First of all, some shameless self-promotion: if you haven't already, you should like this blog on Facebook! There's no real benefit or special content aside from the occasional snarky status update, but it gives me a vague idea of how many people read my blog. And hey, if I have enough readers, maybe I'll get off my ass and update more often.
Maybe once a week! Maybe more. Imagine the possibilities.
Anyway, on to my barely coherent ramblings:
A couple months ago, I heard about this new series from Image Comics called Morning Glories. It seemed to be receiving good reviews, and its description as "Runaways meets Lost" intrigued me enough to pick up the trade paperback on a whim. The basic concept, as described by Wikipedia, is as follows: "the series focuses on six 'brilliant but troubled' new recruits at Morning Glory Academy, a prestigious prep school hiding 'sinister and deadly' secrets."
The result was... underwhelming. To be honest, I should have read the Wikipedia summary first, because the wording they use retroactively sets off a few cynicism alarms in my head. Add in the art (which took a scenic detour through Uncanny Valley and decided that it was a marvelous place to live and so it stayed there forever) and it's just not a particularly great first impression. I wouldn't go so far as to call the series bad (after all, the trade paperback only collects the first few issues), but I do have several major problems with the way the story is told.
So! I give you a primer on how not to write a story, as made evident by Morning Glories:
First of all, a good writer knows what pacing is--i.e. letting plot points accumulate over time in order to build toward an effective climax, instead of allowing everything to happen at once. This series, however, suffers from a severe case of what one might call "premature accumulation." This occurs when an overeager writer blurts out a number of plot points before the audience is ready for it, often leaving readers confused and wholly unsatisfied. Morning Glories treats readers to a number of revelations that come way too soon in the story to be effective in any way. In the first twelve pages (before we even meet the main characters), we see a classroom explosion, a double escape attempt, a fight with guards, a mysteeeeeeeerious spinning cylinder, a ghost-thing that kills people by putting its hand through their brains, and a sinister but appropriately vague discussion between two teachers about the "grand plan."
Charlie's Inner Monologue: Okay, that's a bit much, but there's nothing wrong with a dynamic prologue to catch the audience's attention. It'll calm down soon enough.
But it really doesn't. Once the main characters arrive on the premises, all of this happens within twenty-four hours: the students notice that their parents don't acknowledge their existence anymore, they all get put in detention (two for fighting with a homicidal roommate, two for discovering a robed secret society in the basement, one after finding out that the school had murdered her parents [and then she was repeatedly tazed], and the last for attempting to escape and being held at gunpoint by his doppelgänger), and then the evil teacher floods the detention room until the blonde girl who got tazed answers a science question.

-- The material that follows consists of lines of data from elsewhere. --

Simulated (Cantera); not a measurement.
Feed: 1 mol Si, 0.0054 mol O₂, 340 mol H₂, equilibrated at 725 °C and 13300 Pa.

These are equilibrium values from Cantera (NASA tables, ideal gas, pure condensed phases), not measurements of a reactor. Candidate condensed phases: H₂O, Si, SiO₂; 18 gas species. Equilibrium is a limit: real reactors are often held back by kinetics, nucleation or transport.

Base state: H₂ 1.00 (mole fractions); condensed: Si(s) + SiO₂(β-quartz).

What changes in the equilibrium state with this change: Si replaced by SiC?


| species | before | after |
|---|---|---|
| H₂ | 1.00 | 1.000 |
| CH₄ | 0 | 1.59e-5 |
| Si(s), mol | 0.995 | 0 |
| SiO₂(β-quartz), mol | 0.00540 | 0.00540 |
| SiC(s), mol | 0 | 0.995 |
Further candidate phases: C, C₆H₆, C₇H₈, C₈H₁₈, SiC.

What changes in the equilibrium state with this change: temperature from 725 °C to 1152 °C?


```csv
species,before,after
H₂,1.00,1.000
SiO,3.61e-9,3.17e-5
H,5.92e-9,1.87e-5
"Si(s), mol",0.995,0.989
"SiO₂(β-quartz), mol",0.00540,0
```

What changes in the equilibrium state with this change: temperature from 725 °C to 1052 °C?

Charlie's Inner Monologue: Oh, for fuck's sake.
As far as narrative subtlety goes, that's somewhat akin to beating someone in the face with a blunt object labeled "THE MARVELOUS CRICKET BAT OF CONCUSSIONS AND EXPOSITION"--which will probably actually happen at some point in the series (this is Image Comics, after all). I'm sorry, Nick Spencer, but that's not good writing. I don't care if you've got the entire series plotted out and all this random bullshit will make sense eventually; Morning Glories has no sense of pacing and that undermines any sort of dramatic tension that you might have been aiming for.
And that brings me to my next point: having a complex story is not the same as good storytelling. Morning Glories has all of these bells and whistles in the form of reveals and MacGuffins, but hasn't bothered to give the main characters much personality beyond basic character types. There's the strong-willed leader girl, the slutty boy-chaser, the emo/goth (gemo?) girl who writes shitty poetry, the cute-nerdy quiet boy, the smug rich douche, and the Asian. Spencer gives each of the six characters about two pages of introduction to establish their respective gimmicks before they arrive at the school, and from that point onward, everyone acts more or less predictably. They feel less like humans and more like wind-up toys with backstories, and that's a rather large problem--because when it comes down to it, Morning Glories seems to be more about the bells and whistles and brain-gouging wraiths than about the characters at the heart of the story. Spencer is so focused on his brilliant mystery that he misses the forest for the secret tree society that is part of the GRAND PLAN.
See, complexity isn't bad in and of itself--for example, just look at George R. R. Martin's A Song of Ice and Fire series. The books have multiple narrators, dozens of important characters, and countless schemes and power struggles going on at any given time, but the story works because the foundations are so fucking solid. The characters are believable because they're so undeniably human (for the most part), prone to hubris, anger, lust, scheming, and damn near everything else under the sun. If Game of Thrones didn't have compelling characters, it would just be another flat, useless fantasy novel--in other words, anything from the Wheel of Time series. (Blah blah nihil nisi bonum de mortuis blah blah whatever. I don't care; Robert Jordan was a hack. There, I said it.)
The point is, no one is going to have any emotional investment in your mind-bending mystery if you can't write believable characters. Embrace simplicity until you can tell a good story, and then start playing with monolithic spinning cylinders. If you're lucky, maybe someone will care.
But hey, the joke's on me, because Morning Glories is still pretty damn successful. Oh well. This is coming from the same company that gave us Spawn and Witchblade, so I suppose an evil boarding school is practically A la recherche du temps perdu.
Thank god for lowered expectations.
Gratias tibi ago, for another hilarious piece, complete with a Latin shout-out, and even a Donal O' shout-out of sorts ("premature accumulation"). Remember, of course, when you read gushing reviews of what turns out to be mere mediocrity, de gustibus non disputandum est.